Open pki-bot opened 4 years ago
Comment from mharmsen (@mharmsen) at 2016-08-08 20:51:33
NOTE: This ticket may be resolved by the 10.3.5 builds; needs to be retested with these before determination of the status of this ticket -- 10.3.6 or closed fixed.
Comment from edewata (@edewata) at 2016-08-11 18:55:54
The problem cannot be reproduced with PKI 10.3.5.
Comment from mbasti (@MartinBasti) at 2016-08-17 12:55:18
IT still does not work
pki-base-10.3.5-1.fc24.noarch
pki-base-java-10.3.5-1.fc24.noarch
pki-ca-10.3.5-1.fc24.noarch
pki-kra-10.3.5-1.fc24.noarch
Comment from mbasti (@MartinBasti) at 2016-08-17 12:55:49
attachment debug
Comment from mbasti (@MartinBasti) at 2016-08-17 12:57:05
attachment pki-kra-spawn.20160817075443.log
Comment from mbasti (@MartinBasti) at 2016-08-17 12:57:19
attachment ipaserver-kra-install.log
Comment from edewata (@edewata) at 2016-08-18 00:47:54
Martin,
Could you provide the exact commands to reproduce the problem? Please attach the input files too if any (e.g. PKCS 12 file). Thanks.

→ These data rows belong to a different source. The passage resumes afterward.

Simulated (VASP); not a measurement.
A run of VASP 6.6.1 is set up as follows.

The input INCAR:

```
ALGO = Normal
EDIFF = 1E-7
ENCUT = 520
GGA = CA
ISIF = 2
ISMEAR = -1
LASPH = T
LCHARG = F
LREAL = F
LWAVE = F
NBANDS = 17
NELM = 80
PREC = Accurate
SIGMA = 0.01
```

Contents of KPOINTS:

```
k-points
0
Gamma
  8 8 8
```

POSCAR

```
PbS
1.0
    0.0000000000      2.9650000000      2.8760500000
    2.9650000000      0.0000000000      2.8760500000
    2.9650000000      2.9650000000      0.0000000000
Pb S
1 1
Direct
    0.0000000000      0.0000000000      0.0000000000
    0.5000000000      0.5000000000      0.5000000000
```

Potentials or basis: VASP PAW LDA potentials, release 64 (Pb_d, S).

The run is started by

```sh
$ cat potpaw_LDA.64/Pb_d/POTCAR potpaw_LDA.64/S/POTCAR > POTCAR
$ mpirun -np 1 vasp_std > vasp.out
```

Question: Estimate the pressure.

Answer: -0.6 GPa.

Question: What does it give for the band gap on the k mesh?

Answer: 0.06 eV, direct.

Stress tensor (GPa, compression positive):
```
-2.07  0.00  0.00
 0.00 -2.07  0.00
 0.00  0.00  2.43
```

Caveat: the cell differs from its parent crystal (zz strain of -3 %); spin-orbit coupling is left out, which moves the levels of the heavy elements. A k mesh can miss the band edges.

Comment from edewata (@edewata) at 2016-08-29 19:39:47
According to Martin so far this problem only happens in automated test. No actual user encountered the problem yet. Due to the rarity of the problem the priority is lowered. We still need a reproducer (including input files) to debug the problem and verify the fix later.
Comment from mbasti (@MartinBasti) at 2016-08-30 20:20:30
I haven't been able to find more minimal reproducer (maybe this is the minimal)
Steps to reproduce:
* [master] ipa-server-install --setup-dns
* [master] ipa-kra-install
* [replica0] ipa-replica-install (against master)
* [replica0] ipa-ca-install
* [replica0] ipa-kra-install
* [replica0] ipa-dns-install
* [replica1] ipa-replica-install --setup-ca (against master)
* [replica1] ipa-kra-install <-----failed here
I was able to reproduce it manually, but I don't know if this is 100% reproducible, please note that replica0 must be installed too, without that I couldn't reproduce it.
Comment from mbasti (@MartinBasti) at 2016-08-30 20:22:50
JFTR: this was reproduced with domain level 1 (default for IPA 4.3+)
Comment from mbasti (@MartinBasti) at 2016-08-30 20:38:52
I can confirm that this happen only when there are at least 3 servers with KRA, with 2 installs it works.
shorter reproducer
[master] ipa-server-install
[master] ipa-kra-install
[replica0] ipa-replica-install --setup-ca
[replica0] ipa-kra-install
[replica1] ipa-replica-install --setup-ca
[replica1] ipa-kra-install
Comment from edewata (@edewata) at 2016-08-31 07:34:19
I still cannot reproduce the problem with the above steps. Could you attach the CA and the KRA debug logs from all machines? Thanks.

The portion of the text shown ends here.